How to make succession planning the New Year’s resolution that actually sticks!
January is the traditional time for making resolutions. And while some goals – losing weight, getting fitter, learning a language – seem to appear with monotonous regularity on our personal ‘to do’ list, at Succession Plus we think business owners could use some of that fresh-start energy to tackle some of the thorny issues around succession planning.
Keeping it in the family
Here in Western Australia we have a proud tradition of family-run businesses. In fact, despite the global move towards the creation of ever-larger corporations, there are still a surprising number of Australian businesses established in the latter part of the 19th century that are owned and operated by descendants of the founders – to the fourth, fifth and even sixth generations.
Family businesses are notoriously difficult to sustain. Often, the founder has used his or her expertise to grow a business from scratch, employing ingenuity to build a successful enterprise. Problems arise when the business has to be spilt to satisfy the divergent interests of the next generation – especially where there are a several potential successors, or, indeed, none.
Planning for the future
In our experience, enduring family businesses share some common approaches which are worth examining.
Perhaps the most important step is to start planning for succession well in advance of handing over the reins. It’s important to think carefully about the direction of the business and to consider how to align the personal, business and financial goals of the key stakeholders. Once you’ve had an open and honest discussion about what everyone involved wants – retirement, management responsibility, shares, buy-out – you’ll be able to make plans that will ensure a positive outcome for all.
Opportunities for expansion
As family businesses get older, the expectations of a widening succession pool can endanger its survival, but, when approached properly, planning for succession can also lead to growth and diversity. Some of the most successful companies look for opportunities for family members to develop new business ideas that utilise the strengths of the parent company. In this way, a garden centre might establish a landscaping or arboriculture arm led by one of the successors, for instance.
Sometimes it happens that several family members don’t want to succeed to the business, preferring to pursue their professional endeavours elsewhere. In this case, much thought has to be given to making plans to finance an asset split. Often, the first port of call is to commission an independent valuation before discussing the funding sources – which may include separating and selling parts of the business or securing a loan.
Bringing outsiders in
Although the temptation may be to keep strategic roles in the family, there can be compelling reasons for bringing in some new blood.

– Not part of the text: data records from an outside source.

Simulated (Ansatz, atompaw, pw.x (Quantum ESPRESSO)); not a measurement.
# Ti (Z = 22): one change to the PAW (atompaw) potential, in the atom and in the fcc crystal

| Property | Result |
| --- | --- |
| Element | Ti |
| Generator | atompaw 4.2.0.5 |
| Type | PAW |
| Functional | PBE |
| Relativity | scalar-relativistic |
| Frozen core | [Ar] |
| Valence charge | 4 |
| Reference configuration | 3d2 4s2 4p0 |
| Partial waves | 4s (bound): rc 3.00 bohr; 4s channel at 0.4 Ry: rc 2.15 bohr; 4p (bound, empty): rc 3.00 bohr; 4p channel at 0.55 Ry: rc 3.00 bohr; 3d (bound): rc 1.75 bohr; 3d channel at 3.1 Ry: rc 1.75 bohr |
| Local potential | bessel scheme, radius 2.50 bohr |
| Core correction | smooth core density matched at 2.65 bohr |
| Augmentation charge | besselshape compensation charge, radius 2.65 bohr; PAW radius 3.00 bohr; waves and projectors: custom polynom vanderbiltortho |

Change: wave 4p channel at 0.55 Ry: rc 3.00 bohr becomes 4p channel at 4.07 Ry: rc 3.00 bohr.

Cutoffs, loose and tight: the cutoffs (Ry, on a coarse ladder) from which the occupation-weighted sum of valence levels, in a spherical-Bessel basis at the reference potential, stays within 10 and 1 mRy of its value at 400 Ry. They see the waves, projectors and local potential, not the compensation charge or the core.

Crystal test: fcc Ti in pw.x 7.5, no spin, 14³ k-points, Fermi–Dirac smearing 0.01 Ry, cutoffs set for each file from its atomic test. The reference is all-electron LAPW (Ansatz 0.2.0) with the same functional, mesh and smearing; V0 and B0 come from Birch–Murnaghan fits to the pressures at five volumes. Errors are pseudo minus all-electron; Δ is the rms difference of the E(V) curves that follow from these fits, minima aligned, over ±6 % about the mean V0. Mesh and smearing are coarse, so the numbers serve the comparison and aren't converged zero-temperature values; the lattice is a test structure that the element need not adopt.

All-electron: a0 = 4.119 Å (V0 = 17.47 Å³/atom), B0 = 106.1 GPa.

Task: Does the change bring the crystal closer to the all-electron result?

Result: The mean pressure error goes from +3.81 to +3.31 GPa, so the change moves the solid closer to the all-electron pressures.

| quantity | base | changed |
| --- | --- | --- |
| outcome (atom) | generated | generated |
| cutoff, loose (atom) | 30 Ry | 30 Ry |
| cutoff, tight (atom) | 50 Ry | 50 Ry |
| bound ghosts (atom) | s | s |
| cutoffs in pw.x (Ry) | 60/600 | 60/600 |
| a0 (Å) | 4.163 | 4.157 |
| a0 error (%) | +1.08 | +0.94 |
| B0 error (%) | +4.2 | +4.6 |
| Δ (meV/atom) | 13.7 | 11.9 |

While it’s good practice for family members to acquire broad business, management and leadership skills, companies can be transformed by importing top-level expertise. Every board has a responsibility to its stakeholders; bringing in professionals with a different perspective – and a track record for growth and innovation – can bring fresh energy and creativity to your organisation.
Keeping the discussions going
We know that the businesses most likely to succeed across successive generations are those that keep the lines of communication open. Family businesses fail when resentments and rivalries are allowed to flourish and fester; they prosper with honesty, planning, preparation and empowerment.